Run: python3 -m pytest tests/test_train.py -v

Expected: All 3 tests PASS

Step 5: Commit

git add src/sparse_parity/train.py tests/test_train.py
git commit -m "feat: add standard backprop training with ARD instrumentation"

Task 7: Fused layer-wise updates

Files: - Create: src/sparse_parity/train_fused.py

Step 1: Write train_fused.py

Same as train.py but with backward_and_update reordered: compute Layer 2 grads → update W2,b2 → compute Layer 1 grads → update W1,b1.

# src/sparse_parity/train_fused.py
"""Phase 4a: Fused layer-wise updates — update each layer immediately after computing its gradients."""

import time

from .model import forward, forward_batch
from .metrics import hinge_loss, accuracy
from .config import Config


def backward_and_update_fused(x, y, out, h_pre, h, W1, b1, W2, b2, config, tracker=None):
    """Fused: grad_layer2 -> update_layer2 -> grad_layer1 -> update_layer1."""
    hidden = len(W1)
    n_bits = len(x)

    if tracker:
        tracker.read('out', 1)
        tracker.read('y', 1)

    margin = out * y
    if margin >= 1.0:
        return

    dout = -y

    if tracker:
        tracker.write('dout', 1)

    # -- Layer 2 backward --
    if tracker:
        tracker.read('dout', 1)
        tracker.read('h', hidden)

    dW2_0 = [dout * h[j] for j in range(hidden)]
    db2_0 = dout

    if tracker:
        tracker.write('dW2', hidden)
        tracker.write('db2', 1)

    # Compute dh BEFORE updating W2
    if tracker:
        tracker.read('W2', hidden)
        tracker.read('dout', 1)

    dh = [W2[0][j] * dout for j in range(hidden)]

    if tracker:
        tracker.write('dh', hidden)

    # -- FUSED: Update W2, b2 immediately --
    if tracker:
        tracker.read('dW2', hidden)
        tracker.read('W2', hidden)

    for j in range(hidden):
        W2[0][j] -= config.lr * (dW2_0[j] + config.wd * W2[0][j])

    if tracker:
        tracker.write('W2', hidden)
        tracker.read('db2', 1)
        tracker.read('b2', 1)

    b2[0] -= config.lr * (db2_0 + config.wd * b2[0])

    if tracker:
        tracker.write('b2', 1)

    # -- ReLU backward --
    if tracker:
        tracker.read('dh', hidden)
        tracker.read('h_pre', hidden)

    dh_pre = [dh[j] * (1.0 if h_pre[j] > 0 else 0.0) for j in range(hidden)]

    if tracker:
        tracker.write('dh_pre', hidden)

    # -- FUSED: Layer 1 backward + update --
    if tracker:
        tracker.read('dh_pre', hidden)
        tracker.read('x', n_bits)
        tracker.read('W1', hidden * n_bits)
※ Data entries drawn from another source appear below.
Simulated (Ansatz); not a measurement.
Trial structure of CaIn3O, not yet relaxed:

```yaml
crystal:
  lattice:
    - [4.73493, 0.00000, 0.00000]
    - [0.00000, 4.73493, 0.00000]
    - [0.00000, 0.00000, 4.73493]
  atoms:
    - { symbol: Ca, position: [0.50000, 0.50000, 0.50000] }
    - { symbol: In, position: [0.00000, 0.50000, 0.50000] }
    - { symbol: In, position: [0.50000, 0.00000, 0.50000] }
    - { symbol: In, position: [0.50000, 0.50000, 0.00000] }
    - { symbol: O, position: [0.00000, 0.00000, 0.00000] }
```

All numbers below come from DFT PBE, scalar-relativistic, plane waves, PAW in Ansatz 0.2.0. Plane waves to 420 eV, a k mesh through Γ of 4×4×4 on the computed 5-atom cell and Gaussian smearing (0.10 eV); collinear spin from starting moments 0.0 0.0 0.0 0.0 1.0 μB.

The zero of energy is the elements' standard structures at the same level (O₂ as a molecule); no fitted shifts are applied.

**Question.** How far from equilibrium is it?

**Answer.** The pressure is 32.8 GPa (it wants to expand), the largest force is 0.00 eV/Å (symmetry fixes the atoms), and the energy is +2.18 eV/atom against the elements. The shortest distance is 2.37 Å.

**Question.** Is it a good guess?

    for j in range(hidden):
        for i in range(n_bits):
            grad = dh_pre[j] * x[i]
            W1[j][i] -= config.lr * (grad + config.wd * W1[j][i])

    if tracker:
        tracker.write('W1', hidden * n_bits)
        tracker.read('dh_pre', hidden)
        tracker.read('b1', hidden)

    for j in range(hidden):
        b1[j] -= config.lr * (dh_pre[j] + config.wd * b1[j])

    if tracker:
        tracker.write('b1', hidden)


def train_fused(x_train, y_train, x_test, y_test, W1, b1, W2, b2, config, tracker_step=0):
    """Train with fused layer-wise updates."""
    from .tracker import MemTracker

    train_losses, test_losses = [], []
    train_accs, test_accs = [], []
    step = 0
    best_test_acc = 0.0
    tracker_result = None

    start = time.time()

    for epoch in range(1, config.max_epochs + 1):
        for i in range(len(x_train)):
            tracker = MemTracker() if step == tracker_step else None

            if tracker:
                tracker.write('W1', config.hidden * config.n_bits)
                tracker.write('b1', config.hidden)
                tracker.write('W2', config.hidden)
                tracker.write('b2', 1)
                tracker.write('x', config.n_bits)
                tracker.write('y', 1)

            out, h_pre, h = forward(x_train[i], W1, b1, W2, b2, tracker=tracker)
            backward_and_update_fused(x_train[i], y_train[i], out, h_pre, h,
                                      W1, b1, W2, b2, config, tracker=tracker)

            if tracker:
                tracker_result = tracker.to_json()

            step += 1

        tr_outs = forward_batch(x_train, W1, b1, W2, b2)
        te_outs = forward_batch(x_test, W1, b1, W2, b2)
        train_losses.append(hinge_loss(tr_outs, y_train))
        test_losses.append(hinge_loss(te_outs, y_test))
        train_accs.append(accuracy(tr_outs, y_train))
        test_accs.append(accuracy(te_outs, y_test))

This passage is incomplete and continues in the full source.